Activist Alaa Morelli escaped the worst in Syrian prisons, but to secure her freedom she lied during a forced “confession” on state television, saying the uprising was the work of foreigners.
A student of Latakia university located on Syria’s Mediterranean coastline, Morelli, 23, was arrested on June 12 last year, just after sitting one of her second-year exams.
A fellow student reported her for making and distributing pamphlets calling on Latakia residents to protest against Assad’s regime.
“I came out of my exam and saw members of the security forces standing there with a student. He pointed me out to them and they detained me,” she told AFP in interviews conducted in Istanbul and via the Internet.
Morelli spent over two months in detention, and was moved from one prison to another throughout.
“I saw horrible things,” she says, her voice wavering, the smile vanishing from her face.
“The guards kept threatening me with solitary confinement and gave me very hard psychological treatment. But other girls suffered much worse,” she says.
“I saw a cell packed with some 40 women, all naked, blindfolded and handcuffed. They weren’t allowed to sit, they could only stand.”
Some 30,000 to 40,000 people are believed to be in Syria’s jails, and rights groups say detainees face systematic torture.
Morelli believes she was spared the worst because she admitted her “crimes” on television.
Syria’s state television regularly airs “confessions” of detained citizens accused of working or fighting for the opposition.
The footage of Morelli’s “confession” was broadcast for weeks, showing her looking serious and her head wrapped in an austere white veil.
Morelli told viewers she had agreed to report fabricated news of anti-regime demonstrations and crackdowns on dissidents television, using a pseudonym.
The Syrian regime has refused to admit the existence of a popular movement against Assad’s rule and uses the term “terrorists” as a blanket designation for the opposition.
The regime has also blamed foreign states for sparking violence.
“What I was saying [on TV] was not true. There was nothing happening in Latakia. People were going about their daily lives,” Morelli said in her televised confession.

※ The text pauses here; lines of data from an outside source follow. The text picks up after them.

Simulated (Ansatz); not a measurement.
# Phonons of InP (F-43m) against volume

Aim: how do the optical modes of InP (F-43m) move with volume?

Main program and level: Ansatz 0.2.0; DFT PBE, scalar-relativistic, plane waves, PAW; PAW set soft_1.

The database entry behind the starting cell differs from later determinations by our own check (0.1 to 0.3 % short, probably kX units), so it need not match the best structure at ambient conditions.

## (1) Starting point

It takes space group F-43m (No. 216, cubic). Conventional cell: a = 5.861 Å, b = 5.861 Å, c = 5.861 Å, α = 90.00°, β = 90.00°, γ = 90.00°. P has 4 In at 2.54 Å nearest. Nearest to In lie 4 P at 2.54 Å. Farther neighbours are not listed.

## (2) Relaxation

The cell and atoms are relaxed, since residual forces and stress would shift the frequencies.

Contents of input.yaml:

In a 15-minute interview, she gave details of opponents who she said were smuggling in satellite equipment for activists avoiding state surveillance.
Anti-regime activists’ “goal is to divide the country and to turn international public opinion against Syria. They made Syria look like a pool of blood, when there was nothing happening here,” she said, weeping on television.
She said she had “participated in spilling the blood of Syrians.”
While she was in jail, dissidents launched a campaign calling for her release which was finally secured through a prisoner exchange.
“Eventually, it was thanks to a [rebel] Free Syrian Army brigade that another girl and I got out,” she says brightly.
“They arranged a prisoner exchange for several soldiers in return for us.”
The prisoner exchange introduced her to her husband, Said Tarbush, the rebel commander of the Ahrar Jable battalion that negotiated the deal.
Morelli married Tarbush and moved with him to neighboring Turkey.
“Any girl in my shoes would have done the same. He saved my life, and showed me the real meaning of love,” she chuckles.
In the safety of Istanbul, she has swapped the white veil she wore during her forced confession for a multi-colored pink-hued scarf, embroidered with flowers.
Tarbush wears a thick beard and speaks in a deep voice, frequently using Islamic phrases.
He appears hardened by months spent fighting the army in the countryside of Latakia, most of which is in regime control.
Though she is visibly less conservative than him, he is “extremely proud of Alaa. Can't you see how strong she is?” he says with a smile.
Morelli dreams of finishing her studies in history and of “becoming a doctor in my field. I want to go back to Latakia someday, this time as a teacher.”
For now, she and a group of friends raise funds in Turkey and make short trips into Syria via rebel-held border posts. They deliver food and basic goods to families forced to flee their homes.
“We raise about $1,000 at a time, and make short trips into Aleppo or Idlib” provinces in northern Syria, home to tens of thousands of displaced, Morelli says.
It’s “not enough, but it’s better than nothing. Only we young people can help Syria, because in the world’s eyes, we’re just numbers.”